Summer Property Forecast – A perspective from the Building Industry

Summer Property Forecast – A perspective from the Building Industry

At Cap-It-All Building Inspections we regularly receive industry updates from our membership partners such as the MBA & HIA. Both industry bodies have recently expressed their delight at the success of the building industry over the past 12 months, although many concerns have been raised at the lack of policies that have been implemented to sustain a healthy economic climate within the building industry.
How is the building industry performing?

At national level, the most recent new home building activity has become the success story of the Australian domestic economy. An impressive 195,936 new dwelling commencements are forecast for 2014/2015, which would represent growth of 7.7 per cent and cap a third year in a row where new home construction has increased in volume. Renovations investment has also shown signs of recovering, with a 0.5 per cent gain from a ten-year low of activity in 2013/2014. Renovations investment is forecast to grow at a faster pace of 2.8 per cent in 2015/16 and 3.2 per cent in 2016/17, bringing the total value above the $30 billion mark again for the first time since 2011/12.

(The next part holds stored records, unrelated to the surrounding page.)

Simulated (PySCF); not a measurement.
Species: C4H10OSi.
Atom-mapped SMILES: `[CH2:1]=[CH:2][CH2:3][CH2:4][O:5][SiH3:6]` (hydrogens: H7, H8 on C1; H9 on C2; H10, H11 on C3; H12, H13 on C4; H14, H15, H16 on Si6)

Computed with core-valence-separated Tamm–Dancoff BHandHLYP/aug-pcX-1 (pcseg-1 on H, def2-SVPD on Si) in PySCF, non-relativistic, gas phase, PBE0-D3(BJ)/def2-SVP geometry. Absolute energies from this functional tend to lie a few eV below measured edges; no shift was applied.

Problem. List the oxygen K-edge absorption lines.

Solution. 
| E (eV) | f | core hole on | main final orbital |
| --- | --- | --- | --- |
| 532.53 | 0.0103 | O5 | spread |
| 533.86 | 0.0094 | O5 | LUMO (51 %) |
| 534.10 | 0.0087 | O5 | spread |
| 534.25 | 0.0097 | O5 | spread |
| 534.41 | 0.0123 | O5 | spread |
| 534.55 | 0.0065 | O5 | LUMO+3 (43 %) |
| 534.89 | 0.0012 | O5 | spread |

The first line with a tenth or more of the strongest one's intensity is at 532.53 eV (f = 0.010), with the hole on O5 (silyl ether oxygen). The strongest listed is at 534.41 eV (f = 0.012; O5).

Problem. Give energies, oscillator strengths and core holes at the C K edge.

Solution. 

In WA new dwelling commencements increased 21.1 per cent during 2013/2014 to 29,853. A projected decline of 14.4 per cent in 2014/2015 would take commencements to 25,552. Activity is forecast to decline over subsequent years. During 2013/2014, WA renovations activity declined by 7.9 per cent. Activity is projected to decline again in 2014/2015 by 4.7 per cent, before rising by 5.2 per cent in 2015/2016. This result would leave the value of the state’s renovations market at $3.89 billion.

Sounds great. Boom times ahead?

The phrase ‘boom’ has certainly been used when describing the new housing market, and it is true that this sector is performing well beyond the initial forecasts. However, the speed at which the housing market moves is in contrast to the implementation of reforms & policies deemed essential in keeping Australia’s standing as ‘the lucky country’ (Since the establishment of the OECD’s Better Life Index Australia has consistently been placed at the top of the pile). The building industry in Australia faces many challenges in the coming years, especially in housing our aging population & ensuring land supply pressures don’t continue to mount.

It is expected that interest rates will stay low for the rest of the year, with speculation of another rate reduction, but is another reduction really going to help? A rate reduction is always welcome, however this may result in more property transactions without addressing the real issues. As an indicator of land supply pressures, the national land supply market declined by some 16.7 per cent in the September quarter whilst price growth accelerated 3.3 per cent. Often land price pressures result in an increase in both building & land price, adding further unnecessary cost to the Australian people.

What is being done to ensure the building industry addresses the issues that we are facing?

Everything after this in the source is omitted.